Friday, December 14, 2007


MCO was back below $38 for a time today -- it closed at $38.5. Been doing more thinking on the issues.

1994 -- the last year the company experienced a down revenue year is included in a slide on a presentation available at their website -- it shows a 9% compound annual growth rate in revenues from 1992 -- 1996. So that period includes the peak year of 93, a down year in 94, a rebound in 95 and more growth in 96. they don't provide specifics but they do provide a log based chart and it seems to me that in 95 they got close to 93 levels but didn't beat them and in 96 they went to new highs.
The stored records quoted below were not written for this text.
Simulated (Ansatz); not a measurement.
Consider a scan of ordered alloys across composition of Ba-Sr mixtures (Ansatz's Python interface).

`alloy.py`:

That translates to 2006 = 1992 with 2007 being the peak year followed by a decline in 2008 and rebound years in 2009 and 2010 so that they are at new levels of growth in 2010. If you follow these numbers and assume a similar 9% growth rate from 2006 to 2010, then revenues in 2010 are about $2.875 billion. That translates into EPS of roughly $3.25 to $3.50 in 2010. Assume a 20-22 PE on those numbers and the stock could be around $70 -- not bad vs. $38.50 today. That's only 2 years away (we are using 2008 EPS estimates for valuation purposes now so 2 years from now we will be looking at 2010 numbers) to double your money.

What is the downside?

a. business model changes because forced to abandon issuer pays model. Stock would get cut in half again because the business would shrink dramatically. low probability but 50% loss potential (guess).

b. litigation expenses and or potential losses if courts rule they don't just issue opinions but rather guarantees -- if they lose the court case see risk a. -- big loss because the business model would be broke. Higher expenses due to litigation is one thing -- it hurts but its not that big of a deal -- losing a case means potentially losing the franchise.

c. competition in structured products ratings due to loss of credibility -- this means somewhat lower margins -- say 40% instead of 50% and less revenue growth because they are sharing more with competitors. No idea on downside -- say 25%.

d. Growth in debt issuance world wide slows to the point that Moody's revenues are still flat with 07 numbers in 2010. The great deleveraging people talk about that would hurt their revenues. Its possible -- this is the highest probability risk, yet I still think its a low number. economic growth leads to growth in debt -- its that simple -- very highly correlated so either we end up with no GDP growth for awhile (next few years) or most developed economies change dramatically away from debt. This means a flat to down stock price -- probably somewhere in the mid 20's soon and maybe $40 in 2010.

So let's say the downside from thursday's close is 33% and the upside is somewhere between 50-150% over the next few years. Good chance I'm early to the story but that is why I will buy small to start. Will dip a toe and wait for more info -- most likely bad -- then buy more when the stock dips towards $30. That's my guess. Key for me is their franchise is in tact in my mind -- they will remain a toll keeper on the growth in debt. International markets will ensure that debt grows nicely.